January 29, 2004
Digest: A judge should not allow an attorney on his or her staff to appear as a periodic guest commentator for a television station in conjunction with the coverage of live trials or of video-tapes of completed trials where the matter may still be pending.
Rule: 22 NYCRR 100.3(B)(8); Opinions 00-106 (Vol. XIX); 93-133 (Vol. XII).
A full-time judge inquires whether there is any ethical impediment to an attorney on the judge’s staff accepting an offer to appear as an occasional (approximately six appearances a year) unpaid guest commentator/trial analyst for a television station that airs coverage of either live trials or video-tapes of completed or ongoing trials. Such programming would involve the solicitation of comments and opinions on trial strategy from the guest commentator based on the guest’s experience as a former prosecutor and without any reference whatsoever to the guest’s current position.

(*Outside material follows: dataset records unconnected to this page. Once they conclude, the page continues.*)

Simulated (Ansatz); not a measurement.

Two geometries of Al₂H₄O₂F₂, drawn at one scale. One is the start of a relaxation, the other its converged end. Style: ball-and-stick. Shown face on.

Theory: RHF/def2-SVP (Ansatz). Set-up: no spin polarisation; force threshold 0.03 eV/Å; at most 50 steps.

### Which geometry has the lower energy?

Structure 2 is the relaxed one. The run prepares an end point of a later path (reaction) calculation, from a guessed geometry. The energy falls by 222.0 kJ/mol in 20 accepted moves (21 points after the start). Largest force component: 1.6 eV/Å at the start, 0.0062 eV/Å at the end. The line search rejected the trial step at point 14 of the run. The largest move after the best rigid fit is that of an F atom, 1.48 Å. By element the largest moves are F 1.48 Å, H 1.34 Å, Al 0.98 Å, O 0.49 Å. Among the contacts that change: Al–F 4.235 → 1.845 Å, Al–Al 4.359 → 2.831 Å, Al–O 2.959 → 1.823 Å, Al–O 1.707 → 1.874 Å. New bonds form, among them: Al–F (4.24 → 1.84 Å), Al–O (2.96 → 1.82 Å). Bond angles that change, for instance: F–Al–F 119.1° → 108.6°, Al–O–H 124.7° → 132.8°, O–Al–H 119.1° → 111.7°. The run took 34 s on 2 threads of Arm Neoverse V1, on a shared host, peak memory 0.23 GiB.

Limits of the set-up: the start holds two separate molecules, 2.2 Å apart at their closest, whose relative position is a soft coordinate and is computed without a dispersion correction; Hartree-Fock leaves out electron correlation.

This question appears to be covered by section 100.3(B)(8) of the Rules Governing Judicial Conduct which provides, in part, as follows:
A judge shall not make any public comment about a pending or impending proceeding in any court within the United States or its territories. The judge shall require similar abstention on the part of court personnel subject to the judge’s direction and control.
The import of this provision is that the attorney is proscribed from engaging in the same activities in this area as the judge, and this would include participation in programs that are likely to advance positions on controversial subjects such as crimes that have received a great deal of public notoriety. See Opinions 93-133 (Vol. XII); 00-106 (Vol. XIX).
While judges are not prohibited from participating in media programs “explaining for public information the procedures of the court” (22NYCRR 100.3[B], it is apparent that the comments likely to be elicited from the judge’s attorney will not be restricted to the permissible non-controversial, informational areas contemplated by the Rule. Further, it appears likely that the cases to be discussed will be pending or, even where a trial has ended, remain pending in some respect, e.g. appeals, collateral proceedings, parole hearings, etc.
Moreover, the fact that the attorney’s present position would not be cited on the program does not alter the prohibition. As stated in Opinion 00-106 (Vol. XIX), “[i]t is of no significance that the inquirer is not being publicly identified as a judge. Surely, there will be viewers who know the inquirer’s judicial status and, in any event, there is no way to prevent a later publicizing of this fact.” The same considerations apply to the attorney. Accordingly, the judge should not permit the attorney to appear as a guest commentator under the circumstances presented.